Thus, computation of the attention score: $\mathrm{softmax}\left(\mathbf{Q}{\mathbf{K}}^T\right)$ results in a matrix of size $HW\times HW$, which is the cause of quadratic complexity in spatial attention. On the other hand, as shown in Figure 3b, channel attention swaps the dimension of $\mathbf{Q}$ and ${\mathbf{K}}^T$ and makes them $C\times HW$ and $HW\times C$, respectively. Therefore, the size of attention score matrix becomes $C\times C$, which makes it significantly more efficient.

The main differences between the proposed adjustable attention and conventional attention are twofold. The first is that two average pooling layers with variable stride F are added before generating key and value with convolutions. The kernel sizes of these two average pooling layers are $k\times k$ and $v\times v$ for key and value, respectively. The second is that variable-size convolutions are used to generate key, query, and value instead of fixed-size $1\times 1$ or $3\times 3$ convolutions typically used in conventional attention. Here, $k\times k$ convolution for key, $q\times q$ convolution for query, and $v\times v$ convolution for value are used. The kernel sizes for key and value are the same as the pooling layers to avoid too many variable parameters within the system. The most important impact due to these changes is that the sizes of key and value matrices become ${\displaystyle \frac{H}{F}}\times {\displaystyle \frac{W}{F}}\times C$ instead of $H\times W\times C$ in conventional attention. After reshaping the query matrix to $\left(HW\right)\times C$ and the key matrix to $\left({\displaystyle \frac{HW}{F^2}}\right)\times C$, their multiplication ($\mathbf{Q}{\mathbf{K}}^T$) results in an attention score matrix of size $\left(HW\right)\times \left({\displaystyle \frac{HW}{F^2}}\right)$. This means that the complexity of attention mechanism can now be flexibly controlled by the stride F in the average pooling layer. For example, if the stride $F=32$ for the added average pooling layers and the size of the input is $256\times 256\times 48$, the sizes of key and value matrices become $8\times 8\times 48$ instead of $256\times 256\times 48$. In the meantime, the size of attention score matrix becomes 65,536 × 64 instead of 65,536 × 65,536 in conventional spatial attention.

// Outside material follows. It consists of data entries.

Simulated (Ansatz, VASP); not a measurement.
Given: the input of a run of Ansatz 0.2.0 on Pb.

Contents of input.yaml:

This adjustable attention mechanism was applied in the transformer block shown in Figure 2. The input X first passed through a layer normalization. The channel dimension C was then divided into h heads, and each head passed through an adjustable attention module. The outputs from all h heads of adjustable attention modules were then concatenated, passed through a $1\times 1$ convolution, and added to the input via a skip connection to form the first residual block. A spatial gated feed-forward network (SGFN) followed the multi-head attention. The SGFN started with a layer normalization, followed by two parallel paths of $1\times 1$ convolution and $3\times 3$ convolution. The differences between the two paths are that the $1\times 1$ convolution on the left path expands the channel dimension by a factor $\gamma =2.66$, and a Gaussian error linear unit (GELU) activation was applied on the left path to generate spatially varying weights. Features generated by the right path were multiplied with spatially varying weights from the left path. Finally, the spatially weighted features passed through a $1\times 1$ convolution and were added to multi-head attention output via a skip connection to complete the second residual block.

The following parameters are used for specific denoising tasks. For real denoising, stride factor F is 256, kernel sizes K and Q are 11, and kernel size V is 9. For Gaussian denoising, stride factor F is 1024, kernel sizes K and Q are 7, and kernel size V is 5. The rationale behind these specific settings will be explained later in the ablation studies of Section 4.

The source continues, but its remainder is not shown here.